Saturday, March 28, 2015

The Thing about Love

I went through a phase of reading romance novels of all shapes and sizes (from regency to Mills&Boon stuff). Then I moved on to crime stories, science fiction, and back to the fantasy novels that started my love of reading in the first place. Recently, I've gotten my hands on a couple of thrillers and what's called "romantasy" (romance + fantasy)(yes really, that's what the bookshelf is called in my local bookstore). 

All these books, and I really do mean ALL these books, have one common factor:

Love is in the Air. 
(John Paul Young)

I don't think I've read a single book (of the story-telling variety) in the past decade that does not include a love story at some level - and this is the question I'm posing today. When's the last time you came across a book that did not have a love story of some sort as a plot line?  

Certainly, all the ideas running around in my head have love as a subplot at the very least. To love (or to lose love, as the case may be) is such an essential part of the human condition that it wriggles its way into the most unlikely of storylines. Even most thrillers (those few that don't involve the detective coming across a love interest) have some (usually perverted) form of love in them. Even most horror stories I can think of involve some form of love, however confused it may be (just think of the protagonist's blond cheerleading/football playing crush that gets conveniently killed off to further the plot)(ok so that's mostly in the movies but what the hey)(or the gloriously distorted love portrayed in Stephen King's Misery). 

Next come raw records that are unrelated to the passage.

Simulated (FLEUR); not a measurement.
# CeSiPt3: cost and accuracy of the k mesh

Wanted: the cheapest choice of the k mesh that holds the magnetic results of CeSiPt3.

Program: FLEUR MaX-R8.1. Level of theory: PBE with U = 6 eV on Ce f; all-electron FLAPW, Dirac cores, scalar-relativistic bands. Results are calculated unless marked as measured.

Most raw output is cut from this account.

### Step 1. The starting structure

Given that love plays such a large part in storytelling as a whole, it's amazing how different portrayals of this one single emotion can be - and by that I don't mean the different (often genre-induced) kinds of love, but the specific details a writer can put down on paper. The tendency seems to be towards explicitness, no matter what the genre. Don't get me wrong, I have nothing against a nice love scene or two or three, but I do think that the level of intimacy needs to be appropriate to the type of story. 

One does not, in general, read a thriller purely to get a thrill out of the detective having a grand old time with his girlfriend/boyfriend/one-night-stand. On the other hand, if I'm reading a romance, love on an emotional AND physical level better be the main event. Love scenes, like all other scenes and plot elements, should never, ever, be in the story just for the sake of including them - even in a romance. 

A story is not a checklist of obligatory scenes. 

If I read about the protagonist's sex life, it better have something to do with his character, someone else's character or the plot in general. Otherwise, why should I care if he or she has sex or not? 

That said, a character's psyche is a very important part of any story, and insofar as love is one of the most essential and inescapable emotions a human being can show, it's not something a writer should ignore. Any emotion adds to a character, and the more three-dimensional you can portray your character, the more he'll seem real to the reader. Nobody likes cardboard-cutout people, right? 


So let's have a show of hands, then: 

Do you have a love story in the story you're writing? Is it plot essential/character essential? How story-appropriate do love scenes need to be - is it ok to go for the thrill of it, just because?  
Can you think of any other emotional plot lines/plot points that feature in almost all stories you can think of, or is love the only one that's universally applicable? 


  1. *raises hand*

    Yes, the current WIP is all about the romance - actually, the last several projects have been pretty romance-heavy. In general when I'm reading, I like a story where the romance runs concurrent to some other, bigger storyline, so that there's something for the characters to overcome besides their internal baggage.
    Your topic is interesting, though, because last night I read a post by author Joanna Chambers on why she reads/writes romance. Her bottom line is that the love story is a mechanism for allowing the characters to discover and define "who am I", which I think answers your second question, Tessa. Any plot line that forces the character to discover themselves will be compelling.

    Here's a link to Joanna's post in case you want to check it out...

  2. I hadn't come across that post, thanks! *runs off to read it*

  3. Nice job! I really think love is in everything because we all feel it. We may not always understand it, but we all know what it's like to love, be loved and search for love.